Drums and chants at Rackham Amphitheater on Monday evening welcomed Winona LaDuke, an American Indian environmental activist, as she spoke about the ways in which Native Americans are building a greener economy.
As part of Native Heritage Month, the event was intended by its sponsors to raise awareness about Native American communities and their roles in creating a sustainable future. LaDuke talked about how people in today’s society have become addicted to fossil fuel energy, and that in order to change the situation, people need to go back to local communities and work on sustainable energy.
The Native American Student Association co-sponsored the event with a number of student organizations. LSA junior Isa Gaillard, chair of NASA, said he hopes the event illustrates Native Americans’ dedication to the environment.
“We hope it will raise awareness of Native American communities and show how the idea of sustainable environment originated from these communities thousands of years ago,” Gaillard said. “We want to make the connection for students.”
In 1993, LaDuke co-founded Honor the Earth, a non-profit organization to raise awareness and support for environmental issues in Native American communities.
“As Americans, we are the people who live in this time, and we have this opportunity to stop people from blowing up another mountain, from combusting the planet into oblivion,” she said. “We have this opportunity to keep our river for fish, not for chemicals.”
LaDuke said people today are becoming addicts of extreme energy, what she described as the extreme demand and reliance on fossil fuel as a result of the profit-driven economy.
“You rationalize your behavior when you are an addict,” LaDuke said. “Oil-polluted water sources in North Dakota? Who cares? Who lives up there anyway?”

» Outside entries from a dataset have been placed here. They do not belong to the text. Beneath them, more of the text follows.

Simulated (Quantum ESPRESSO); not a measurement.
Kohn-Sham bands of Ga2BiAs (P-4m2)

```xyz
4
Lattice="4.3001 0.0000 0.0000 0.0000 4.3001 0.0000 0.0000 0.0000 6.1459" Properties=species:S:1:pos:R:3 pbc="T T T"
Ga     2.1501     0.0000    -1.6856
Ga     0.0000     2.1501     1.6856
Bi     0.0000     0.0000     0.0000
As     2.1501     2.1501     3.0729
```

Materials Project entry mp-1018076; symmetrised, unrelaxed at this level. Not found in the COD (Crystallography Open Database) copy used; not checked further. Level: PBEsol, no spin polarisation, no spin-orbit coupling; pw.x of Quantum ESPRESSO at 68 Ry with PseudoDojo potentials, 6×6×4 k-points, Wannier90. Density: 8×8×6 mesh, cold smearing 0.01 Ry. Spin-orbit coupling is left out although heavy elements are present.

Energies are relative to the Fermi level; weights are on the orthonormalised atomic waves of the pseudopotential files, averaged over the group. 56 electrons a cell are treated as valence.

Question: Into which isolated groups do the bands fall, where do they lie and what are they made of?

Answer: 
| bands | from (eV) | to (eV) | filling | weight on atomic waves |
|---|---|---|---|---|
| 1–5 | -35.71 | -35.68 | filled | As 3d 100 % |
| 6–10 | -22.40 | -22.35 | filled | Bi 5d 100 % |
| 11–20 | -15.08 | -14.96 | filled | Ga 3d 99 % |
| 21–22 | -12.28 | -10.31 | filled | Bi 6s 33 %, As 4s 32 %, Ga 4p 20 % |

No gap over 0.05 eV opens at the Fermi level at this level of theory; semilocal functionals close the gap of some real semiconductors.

Rebuking Americans who say that sustainable energy cannot meet the nation’s current demand, LaDuke said alternative power sources could supply the United States if so much electricity wasn’t wasted.
LaDuke said the concept of “relocalization,” or focusing on local communities, is the answer to a more sustainable future. She pointed to the Native Americans on the White Earth Reservation in Minnesota, who harvest solar and wind energy at a scale that is efficient for the small community.
“There is always a chance for redemption,” LaDuke said. “We still have chance to make significant changes.”